Registration links (these are separate, and attendees wishing to attend both need to sign up for both):

Here is the link for the conference: https://ljmu.libcal.com/event/3735844

Here is the link for the Q&A: https://ljmu.libcal.com/event/3735845

Twitter: @KayConference

Jackie Kay is the author of some 30 works, including plays, poetry, prose (fiction and non-fiction), children’s literature, short stories and a ground-breaking novel. She has won or been shortlisted for over 20 literary awards and prizes, including the Guardian Fiction Prize, the inaugural Forward Prize for Poetry for a single poem, the Somerset Maugham Award and the Costa Poetry Award. She is the Scots Makar, professor of Creative Writing at Newcastle University, Chancellor of the University of Salford and a CBE.

Kay’s work is remarkable for its range of genres, its consistent reinvention of forms, and its marriage of intimate, domestic depictions of individual lives with broad political and philosophical themes. In works such as her breakthrough poetry collection, The Adoption Papers (1991), the novel Trumpet (1998) – a path-breaking depiction of trans identity – and the autobiographical Red Dust Road (2010), her publications explore identity, individuality and belonging, and love between family members, lovers and friends. Amongst many other questions, her works ask what Britishness is, what race means, what it is to love, and what gender is, and can be.

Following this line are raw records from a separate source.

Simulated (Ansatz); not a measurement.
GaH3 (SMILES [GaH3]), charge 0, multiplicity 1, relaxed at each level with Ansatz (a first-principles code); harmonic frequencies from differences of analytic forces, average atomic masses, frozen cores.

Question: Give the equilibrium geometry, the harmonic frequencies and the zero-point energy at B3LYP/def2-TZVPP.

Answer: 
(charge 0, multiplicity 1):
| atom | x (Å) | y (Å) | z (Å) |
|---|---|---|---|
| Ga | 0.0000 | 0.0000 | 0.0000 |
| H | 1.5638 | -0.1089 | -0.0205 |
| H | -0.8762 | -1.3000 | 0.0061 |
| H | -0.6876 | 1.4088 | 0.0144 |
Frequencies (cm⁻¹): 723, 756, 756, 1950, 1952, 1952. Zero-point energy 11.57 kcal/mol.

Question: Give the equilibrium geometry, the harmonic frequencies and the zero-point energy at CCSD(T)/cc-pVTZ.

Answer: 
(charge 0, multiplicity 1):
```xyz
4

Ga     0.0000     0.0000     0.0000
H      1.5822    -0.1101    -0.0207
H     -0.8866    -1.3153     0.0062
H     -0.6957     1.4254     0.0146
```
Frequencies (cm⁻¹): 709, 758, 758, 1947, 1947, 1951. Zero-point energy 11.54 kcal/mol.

This international conference, the first on Kay’s work, brings together scholars from a wide range of literary and cultural studies. The British Council describe Kay as having, over the past two decades, ‘moved from marginal voice to national treasure.’ This conference will examine the work that has marked Kay’s shift from the margins to the centre, addressing a writer whose work has expanded the scope of British literature.

The conference is sponsored by Glyphi and by the Literature and Cultural History Research Institute at Liverpool John Moores University. Selected papers from the conference will be published as Jackie Kay: Critical Essays, with a foreword by Kay, as part of Gylphi’s Contemporary Writers: Critical Essays series (Series Editor: Dr Sarah Dillon).